IT is Losing the Cloud Blame Game

Dennis Damen, Principal Product Manager at Nexthink, discusses the how and why behind the fact that IT is currently “losing the cloud blame game.” This article originally appeared in Insight Jam, an enterprise IT community that enables human conversation on AI.
IT has an accountability problem. In years gone by, when virtually all major digital assets were on-prem, IT leaders were responsible for and accountable for the smooth running of the IT environment. However, since the shift to the cloud, IT leadership has remained accountable, yet so much of the responsibility lies in the hands of a third party. Like being sideswiped by someone running a red light, CIOs today can do everything right and still find themselves in deep, deep trouble.
Some of the dangers have been mitigated by service-level agreements (SLAs), dictating that cloud providers must ensure that their platform is always available. However, while outages are a serious concern, they are far from the only issues that can go wrong. Take, for instance, contractors at a bank who use virtual desktops to connect to sensitive data and applications. While the cloud platform might technically be available, if it’s too slow to use, these workers can find themselves losing entire days of potentially productive time, causing them untold frustration and costing the businesses thousands of dollars.
To combat this, businesses are increasingly looking beyond SLAs to experience-level agreements (XLAs), which require not just that a system be available but also that users
have a minimum quality level when using the tool. But agreeing to an XLA and enforcing it are two very different things. So, how should organizations go about ensuring they’re getting what they pay for?
Did the Experience Measure Up?
There are many aspects to a good cloud experience—fast, bidirectional data migration, robust connectivity, and strong integrations. But while it’s easy to identify what is needed for a good experience, it’s far harder to break that experience down into its component parts, measure, and assess it. And without this, XLAs become functionally useless. Let’s extend our example with our banking contractor. She needs a virtual machine to securely access the system, and during that session, she needs to use, say, six different applications.
The applications she uses will greatly impact the performance of her virtual desktop and vice versa. At some point, her machine starts to lag badly. Clicks are slow, and she’s randomly disconnected from her session, dragging her productivity levels to near zero.
There is clearly an experiential issue, but where does the fault lie? It could be with the cloud provider, meaning that the XLA can kick in. But what if it’s the applications that are causing the problem? Or what if her home connection is weak because she’s working too far from the router? The cloud vendor isn’t likely to voluntarily demonstrate that their service is the problem, so the onus is on the company to find clear evidence that the XLA is being violated.

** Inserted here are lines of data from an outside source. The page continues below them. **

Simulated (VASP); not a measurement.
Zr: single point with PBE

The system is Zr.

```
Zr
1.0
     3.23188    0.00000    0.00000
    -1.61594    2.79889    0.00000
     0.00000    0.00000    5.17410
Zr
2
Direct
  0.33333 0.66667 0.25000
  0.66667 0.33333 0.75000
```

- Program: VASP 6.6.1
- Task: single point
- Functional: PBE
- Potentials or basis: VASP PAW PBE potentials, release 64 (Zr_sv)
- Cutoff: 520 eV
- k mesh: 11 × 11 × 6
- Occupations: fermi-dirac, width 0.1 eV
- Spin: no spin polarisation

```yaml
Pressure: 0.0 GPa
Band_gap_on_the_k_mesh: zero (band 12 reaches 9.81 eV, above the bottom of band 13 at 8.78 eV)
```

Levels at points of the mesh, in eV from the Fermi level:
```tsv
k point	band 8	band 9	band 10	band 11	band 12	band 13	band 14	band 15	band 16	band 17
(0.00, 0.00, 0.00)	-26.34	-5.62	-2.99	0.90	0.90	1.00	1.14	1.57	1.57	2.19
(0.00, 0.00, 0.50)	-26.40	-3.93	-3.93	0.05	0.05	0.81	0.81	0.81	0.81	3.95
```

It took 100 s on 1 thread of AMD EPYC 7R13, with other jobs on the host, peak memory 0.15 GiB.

Getting Out of the Blame Game
In order to have clear evidence to trigger an XLA, organizations need a holistic view of application and desktop usage patterns (both virtual and physical). This means gathering not just technical data related to performance, availability, and stability but also experiential data regarding user productivity, usability, and adoption.
Having this level of detail across the entire IT environment allows businesses to identify root causes. Going back to our contractor, this may mean being able to show that she is not the only person having problems and that, rather than any particular application, the only common factor between her and other users dealing with bad virtual experiences is the cloud provider.
Equally, if the problem has nothing to do with the cloud vendor, the business can save time by not pointing fingers and instead can focus on addressing the problems with their internal configurations to solve the problem. Indeed, the ability to skip the blame game isn’t just important for reducing remediation time. By having proper visibility into where issues are occurring, customers and cloud vendors can reset and improve their relationship significantly. When there are clear experience quality benchmarks in place and customers can see that vendors are hitting them on a consistent basis, it builds trust and helps demonstrate the value of a specific provider far more than SLAs.
What Are We Paying For?
Ultimately, when businesses pay millions of dollars to cloud providers, they aren’t interested in a promise that the system will be always available—what they really care about is whether the provider can make their team more efficient and productive. And that comes down to the experience those employees get. Hence, the shift towards XLAs is inevitable.
But putting on in place and using it to effectively ensure accountability are two very different things. Every IT leader should keep in mind that, without proper visibility and reliable metrics across the entire environment, an XLA is really just a bit of paper.